Study: Here are the best, worst Gwinnett cities for child well-being

Gwinnett city scores ranged from 22 to 89 in a recent child well-being index from the United Way of Greater Atlanta

Gwinnett city scores ranged from 22 to 89 in a recent child well-being index from the United Way of Greater Atlanta

Newly released research from the United Way of Greater Atlanta found that the metro area ranks among the lowest in the nation for child well-being, but most zip codes in Gwinnett County have average-to-high rankings.

The two zip codes in Gwinnett County with the highest rankings are 30097 — which straddles Duluth in Gwinnett County and Johns Creek in north Fulton County — and 30017, which encompasses Grayson.

The Duluth zip code scored an 86.9 out of 100 for overall child well-being, the highest score in Gwinnett County. Grayson scored 81.8.

The scores evaluate zip codes in 13 metro Atlanta counties, measuring factors including poverty rate, household income change and population change to determine how an area will contribute to the well-being of a child living there.

The lowest-scoring zip codes both covered Norcross. The 30093 zip code scored lowest, with 23.7 points out of a possible 100. The neighboring 30071 zip code scored 44.8.
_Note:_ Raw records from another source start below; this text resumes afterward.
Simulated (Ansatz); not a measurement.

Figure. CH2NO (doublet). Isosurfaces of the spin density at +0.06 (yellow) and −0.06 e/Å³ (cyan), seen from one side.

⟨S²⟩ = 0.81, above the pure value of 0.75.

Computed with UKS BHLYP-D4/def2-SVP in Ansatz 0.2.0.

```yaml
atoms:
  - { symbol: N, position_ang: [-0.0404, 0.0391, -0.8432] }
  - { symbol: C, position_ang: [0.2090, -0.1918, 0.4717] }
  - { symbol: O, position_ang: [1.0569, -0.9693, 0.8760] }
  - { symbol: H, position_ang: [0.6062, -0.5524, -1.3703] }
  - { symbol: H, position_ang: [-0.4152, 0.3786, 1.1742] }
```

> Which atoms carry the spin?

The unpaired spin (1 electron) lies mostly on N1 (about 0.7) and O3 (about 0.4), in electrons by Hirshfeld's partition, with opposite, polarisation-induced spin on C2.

The overall child well-being score is 58.9, the United Way research says.

A panel including Gwinnett Chamber of Commerce President and CEO Dan Kaufman and Atlanta Public Schools Superintendent Meria Carstarphen discussed the research Wednesday morning.

Low rankings indicate that children in those communities may be reading below grade level at higher rates than children elsewhere, or have lower economic mobility as adults. Often, many issues converge for children in these situations, according to Ginneh Baugh, an associate vice president for the United Way of Greater Atlanta.

"There were so many children living in places where they were struggling with not one issue or two issues, but many issues overlaying each other,” Baugh said at the Wednesday morning presentation.

In Gwinnett County, the needs have changed over the past few years, Kaufman said, as the county has had a drastic demographic shift.

“Twenty-five years ago, Gwinnett County was 90 percent white,” Kaufman said. “Now, we’re majority-minority.”

That shift has dramatically increased the demands for things like English as a second language courses in schools that help level the playing field for children who have grown up speaking a different language, Kaufman said.